This is the code base for On-Device Collaborative Language Modeling via a Mixture of Generalists and Specialists
We propose a novel Collaborative learning approach with a Mixture of Generalists and Specialists (CoMiGS), which successfully addresses both system heterogeneity and data heterogeneity on device. As in the following plot, we follow a MoE architecture, while letting the experts diversify into generalists and specialists via parameter aggregation or localization, to leverage both collective power and specialized knowledge. A key innovation of our method is the bi-level optimization formulation of the Mixture-of-Experts learning objective, which follows the hierarchical order and router and experts learning.

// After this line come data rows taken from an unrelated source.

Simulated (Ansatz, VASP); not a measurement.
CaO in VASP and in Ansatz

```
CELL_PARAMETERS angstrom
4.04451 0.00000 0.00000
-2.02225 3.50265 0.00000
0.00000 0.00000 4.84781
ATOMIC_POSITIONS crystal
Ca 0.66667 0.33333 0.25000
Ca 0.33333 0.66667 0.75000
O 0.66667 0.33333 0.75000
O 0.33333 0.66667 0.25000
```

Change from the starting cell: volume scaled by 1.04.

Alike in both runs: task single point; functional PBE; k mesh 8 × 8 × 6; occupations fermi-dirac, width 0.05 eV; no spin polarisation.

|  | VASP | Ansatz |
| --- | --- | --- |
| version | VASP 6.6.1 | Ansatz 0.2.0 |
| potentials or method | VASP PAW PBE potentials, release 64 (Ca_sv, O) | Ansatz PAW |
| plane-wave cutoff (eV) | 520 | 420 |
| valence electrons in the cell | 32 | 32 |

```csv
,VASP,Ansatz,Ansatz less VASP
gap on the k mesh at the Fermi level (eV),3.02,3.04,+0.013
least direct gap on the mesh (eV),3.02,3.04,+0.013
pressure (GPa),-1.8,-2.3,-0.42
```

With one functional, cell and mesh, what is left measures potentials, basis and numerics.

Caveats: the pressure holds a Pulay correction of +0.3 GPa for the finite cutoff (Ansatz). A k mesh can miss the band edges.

Our method achieves the finest-grained balance of personalizetion and collaboration, as witnessed by the Top1 expert choice from the 1st and last layer. (Orange - generalist, blue - Specialist)
Our code repository is built up on nanoGPT and nanoGPT-LoRA. We implement the following baselines:
- Local Fine-Tuning
- FedAvg Fine-Tuning
- FlexLoRA by Jiamu Bai et al.
- HetLoRA by Yae Jee Cho et al.
- FFA-LoRA by Youbang Sun et al.
- Strategy 2 of PCL by Nicolas Wagner et al.
- An adapted version of pFedMoE by Liping Yi et al.
- Our CoMiGS method
Collab_runscripts
contains the experiment configurations used for the experiments in the paper. These serve as examples on how to configure the runs for collab_run.py
experiments.
New methods can be implemented by extending collab_utils/collaborations_strategies.py
and collab_utils/aggregation_strategies.py
.